Experience Americas Most Treasured Roads
Touring The Byway
148 Miles | 4 Days / 3 Nights | Gateway City: Missoula, Montana
We recommend starting your journey in Missoula, where you can explore the downtown on a historic walking tour and visit the Montana Natural History Center, the Montana Museum of Art and Culture, and the Historical Museum at Fort Missoula, before taking the Riverfront Walking Trail. After a night at the Blue Mountain Bed and Breakfast, you’ll be headed for Alberton on Interstate 90. After a visit to the Town Museum, you’ll be taking Old Highway 10 West, sometimes called the Mullen Road, which follows the river, jigging and jogging back and forth over and under the Interstate, until you reach St. Regis. Here the river turns and to stay with it, you’ll be taking Montana 135, which is also the St. Regis-Paradise Scenic Byway. Stop at the Hot Springs for lunch and if you like, a dip in the hot springs. About eight miles east of Thompson Falls, there is a highway pullout at the Koo-Koo-Sint Bighorn Sheep Viewing Site. Weighing up to 300 pounds, they charge their rivals at 20 miles per hour and butt heads in a struggle for herd dominance. This violent sport can be heard many miles away.

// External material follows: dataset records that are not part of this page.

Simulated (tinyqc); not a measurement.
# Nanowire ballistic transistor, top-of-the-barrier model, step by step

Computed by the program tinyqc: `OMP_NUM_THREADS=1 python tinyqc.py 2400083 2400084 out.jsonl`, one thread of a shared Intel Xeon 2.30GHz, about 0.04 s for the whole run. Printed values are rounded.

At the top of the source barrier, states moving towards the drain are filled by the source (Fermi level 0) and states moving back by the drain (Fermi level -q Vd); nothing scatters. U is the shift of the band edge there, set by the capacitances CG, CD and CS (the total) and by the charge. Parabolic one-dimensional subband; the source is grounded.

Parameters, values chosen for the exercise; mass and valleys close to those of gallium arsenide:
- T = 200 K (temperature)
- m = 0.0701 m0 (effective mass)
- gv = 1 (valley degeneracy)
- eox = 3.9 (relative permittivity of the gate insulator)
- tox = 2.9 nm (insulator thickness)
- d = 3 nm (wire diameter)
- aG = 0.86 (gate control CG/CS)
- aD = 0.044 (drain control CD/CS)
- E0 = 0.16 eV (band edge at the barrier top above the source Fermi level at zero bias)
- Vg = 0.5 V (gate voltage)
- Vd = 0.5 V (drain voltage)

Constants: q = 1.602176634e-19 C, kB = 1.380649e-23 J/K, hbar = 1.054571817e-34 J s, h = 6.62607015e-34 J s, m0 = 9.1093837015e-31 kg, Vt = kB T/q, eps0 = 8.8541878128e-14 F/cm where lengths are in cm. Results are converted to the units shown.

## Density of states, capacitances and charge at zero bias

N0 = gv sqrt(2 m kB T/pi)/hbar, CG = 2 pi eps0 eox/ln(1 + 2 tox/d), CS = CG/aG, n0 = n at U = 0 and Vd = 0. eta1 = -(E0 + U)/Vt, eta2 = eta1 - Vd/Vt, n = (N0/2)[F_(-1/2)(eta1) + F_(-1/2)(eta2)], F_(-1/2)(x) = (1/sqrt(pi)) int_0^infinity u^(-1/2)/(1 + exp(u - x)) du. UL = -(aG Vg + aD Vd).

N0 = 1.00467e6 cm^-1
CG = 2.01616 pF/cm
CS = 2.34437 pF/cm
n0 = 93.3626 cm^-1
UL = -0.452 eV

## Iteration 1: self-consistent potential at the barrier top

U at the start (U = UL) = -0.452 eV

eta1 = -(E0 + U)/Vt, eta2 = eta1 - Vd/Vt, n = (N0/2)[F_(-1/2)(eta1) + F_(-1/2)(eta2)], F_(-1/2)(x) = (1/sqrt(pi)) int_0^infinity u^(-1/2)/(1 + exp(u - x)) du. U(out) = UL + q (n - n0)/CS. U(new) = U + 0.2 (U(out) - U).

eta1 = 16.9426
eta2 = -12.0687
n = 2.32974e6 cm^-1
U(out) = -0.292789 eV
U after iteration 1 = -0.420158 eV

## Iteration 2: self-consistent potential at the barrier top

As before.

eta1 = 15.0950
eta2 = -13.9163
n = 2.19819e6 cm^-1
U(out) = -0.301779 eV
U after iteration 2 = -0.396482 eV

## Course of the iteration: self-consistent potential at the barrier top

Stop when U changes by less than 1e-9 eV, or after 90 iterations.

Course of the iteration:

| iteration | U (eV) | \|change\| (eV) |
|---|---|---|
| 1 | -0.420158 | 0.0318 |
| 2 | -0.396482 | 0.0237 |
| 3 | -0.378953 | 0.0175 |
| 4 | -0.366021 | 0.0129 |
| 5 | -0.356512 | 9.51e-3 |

You’ll continue on Montana 135 until you reach Thompson Falls where you can explore the Old Jail Museum and see the Thompson Falls High Bridge just south of the intersection of Gallatin and Preston Avenue. You’ll be heading back a few miles for the evening at Rocky Point Ranch, right on the river, to relax in the scenic beauty.
View the Detailed Itinerary below to see the full route, which is complete with dining, shopping, and lodging recommendations!
Glacier National Park is a stunningly beautiful, ice-carved terrain of serrated ridges, jutting peaks, dramatic hanging valleys, 50 glaciers, more than 200 lakes and waterfalls, and some 1.2 million acres of forest. Some call it the Crown of the Continent and few know that it backs up to the Waterton-Glacier International Peace Park across the Canadian border. In frontier days, visitors to the remote mountain valleys were likely to be horse-mounted hunters seeking hides and heads as trophies. Today’s visitors are photographers, hikers, birders and scenic drive lovers. The Park is big, wild, majestic, awesome and spectacular – and when their open mouths begin working again, visitors seeing it for the first time say something profound, like “wow.” A portion have returned with their work, urban tastes and expectations, and settled in, working to sustain and save working ranches, clear streams, and free ranging wildlife from the intrusions of modern life.
About 40 miles northwest of Thompson Falls, Montana 56 is the Bull River Valley Scenic Drive that meanders through the Kootenai National Forest. Striking cliffs, spires, canyons, and the magnificent peaks of the Cabinet Mountains follow your drive along the Kootenai and Clark Fork Rivers. Here, there are 191 species of birds, along with elk, whitetail and mule deer, mountain goats and bighorn sheep, moose, black bear, mountain lions, grizzly bears, coyotes, weasels, mink, beavers, otters, squirrels, bobcats, lynx, and other animals who roam the forest.
Get ready for the drive of a lifetime! One of the most scenic 50 miles in the world, this is a truly inspiring journey. Shining, glaciated peaks, plunging valleys, and turquoise blue lakes were carved by ice and slow-moving glaciers that still quietly creep across a vast wilderness. Piercing the landscape through the heart of Glacier National Park, it crosses the Continental Divide over Logan Pass at 6,646 feet. The 52-mile drive, was literally carved out of the precipitous mountainside for 12 miles of its length, where the cliffs drop hundreds of feet from the roadside. You’ll pass through lush forests of spruce, lodgepole pine, cedar, hemlock and subalpine fir. Turnouts allow you to relish vistas of glacier-sculpted mountains and glimpse wildlife. The Garden Wall features amazing waterfalls, especially in late spring when the snow is melting. A long section of rock wall adjacent to the road covered by running water, called the Weeping Wall, is one of the more unusual.
Once considered a shortcut to Glacier National Park, this beautiful route which lies within the Lolo National Forest delivers exquisite scenery of the rolling Donlan Flats with high canyon walls, and distant green mountains, with the comforting rumble of Clark Fork River by your side. You can expect to see elk, white-tailed and mule deer, bald eagles, and the occasional bighorn sheep.
Visitors to Ross Creek often say the ancient forest growing in Montana since before Columbus set foot in America rival the giant sequoias of northern California. Area Loggers who cut trees in the area were the first to protect the trees before a protected area was established in 1960. A nature trail follows the banks of Ross Creek, some of which is hidden beneath the rocky stream bed. The turnoff for the grove from Montana Highway 56 is about a half mile past the southern end of Bull Lake. A scenic pull off about two miles north on 56 offers a scenic view of the Cabinet Mountains and the roar of Ross Creek Falls.